Grand Traverse County issues Level 2 advisory at Senior Center Beach
Senior Center Beach was placed under a Level 2 advisory after E. coli readings rose above the swimming standard, limiting visitors to wading, fishing and boating.

Grand Traverse County put Senior Center Beach under a Level 2 partial-body-contact advisory after water sampling found E. coli above the standard for safe swimming. At the beach on West Grand Traverse Bay, that means wading, fishing and boating are still allowed, but contact above the waist is not advised until the water improves.
The Level 2 threshold is 1,000 E. coli per 100 milliliters for partial-body contact, while full-body swimming requires a daily geometric mean below 300 E. coli per 100 milliliters. Results usually come back the following afternoon because lab analysis takes about 28 hours, and county health departments must collect at least three samples for each sampling event.

Senior Center Beach will be resampled Thursday, July 2, and results are expected Friday, July 3. All other tested area beaches met state standards and remained at Level 1, which allows full-body contact. Beach conditions can change between sampling days, especially after storms. E. coli levels are more likely to rise after heavy rain and high winds.
Senior Center Beach is a quiet beach used for picnicking and swimming, and the Senior Center itself sits at 801 East Front Street on city parkland along West Grand Traverse Bay. Grand Traverse County’s Senior Center Network has managed daily operations there since 2011 under an intergovernmental agreement.

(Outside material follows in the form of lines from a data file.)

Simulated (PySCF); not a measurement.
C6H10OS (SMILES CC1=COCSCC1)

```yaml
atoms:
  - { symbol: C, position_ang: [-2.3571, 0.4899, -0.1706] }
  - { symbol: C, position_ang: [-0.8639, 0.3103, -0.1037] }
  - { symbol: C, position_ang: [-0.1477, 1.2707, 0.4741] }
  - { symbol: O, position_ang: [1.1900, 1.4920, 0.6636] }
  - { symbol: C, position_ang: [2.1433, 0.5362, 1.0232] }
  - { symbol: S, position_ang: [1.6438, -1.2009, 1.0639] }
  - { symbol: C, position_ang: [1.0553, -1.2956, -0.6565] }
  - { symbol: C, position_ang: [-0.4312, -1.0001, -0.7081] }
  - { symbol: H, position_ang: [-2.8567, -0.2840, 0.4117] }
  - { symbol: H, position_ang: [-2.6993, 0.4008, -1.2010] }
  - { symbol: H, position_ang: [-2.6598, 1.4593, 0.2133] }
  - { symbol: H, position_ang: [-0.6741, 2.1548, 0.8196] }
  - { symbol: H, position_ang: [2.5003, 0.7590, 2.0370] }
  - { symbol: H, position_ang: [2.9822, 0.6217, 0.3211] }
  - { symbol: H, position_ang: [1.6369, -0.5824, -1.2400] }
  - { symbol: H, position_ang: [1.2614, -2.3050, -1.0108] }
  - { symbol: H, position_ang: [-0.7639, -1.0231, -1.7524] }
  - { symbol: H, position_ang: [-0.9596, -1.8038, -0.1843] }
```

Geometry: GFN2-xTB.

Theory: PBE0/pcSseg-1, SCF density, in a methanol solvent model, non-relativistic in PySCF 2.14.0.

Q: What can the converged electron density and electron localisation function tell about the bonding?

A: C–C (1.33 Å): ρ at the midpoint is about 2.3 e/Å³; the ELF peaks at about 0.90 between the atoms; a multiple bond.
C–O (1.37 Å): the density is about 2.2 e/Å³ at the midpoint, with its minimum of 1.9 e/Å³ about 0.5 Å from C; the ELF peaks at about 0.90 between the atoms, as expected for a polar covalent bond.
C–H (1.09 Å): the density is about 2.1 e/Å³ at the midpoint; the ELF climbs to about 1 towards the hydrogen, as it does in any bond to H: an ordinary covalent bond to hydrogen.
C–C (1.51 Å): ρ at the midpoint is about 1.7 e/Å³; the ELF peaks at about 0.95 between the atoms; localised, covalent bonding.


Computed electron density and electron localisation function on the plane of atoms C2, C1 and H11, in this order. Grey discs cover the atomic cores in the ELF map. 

Work on the senior center building broke ground in September 2023, the facility reopened for full programming in February 2025, and the project cost exceeded $10 million, backed by a mix of state, city, trust-fund, county and private funding.
The county’s beach-monitoring program works with the Watershed Center Grand Traverse Bay to test public beaches, and Michigan’s EGLE BeachGuard system gives the public access to the monitoring data. County beach reports from 2024 show that some beaches periodically moved into Level 2 or Level 3 during the summer, especially after rain, before later returning to Level 1.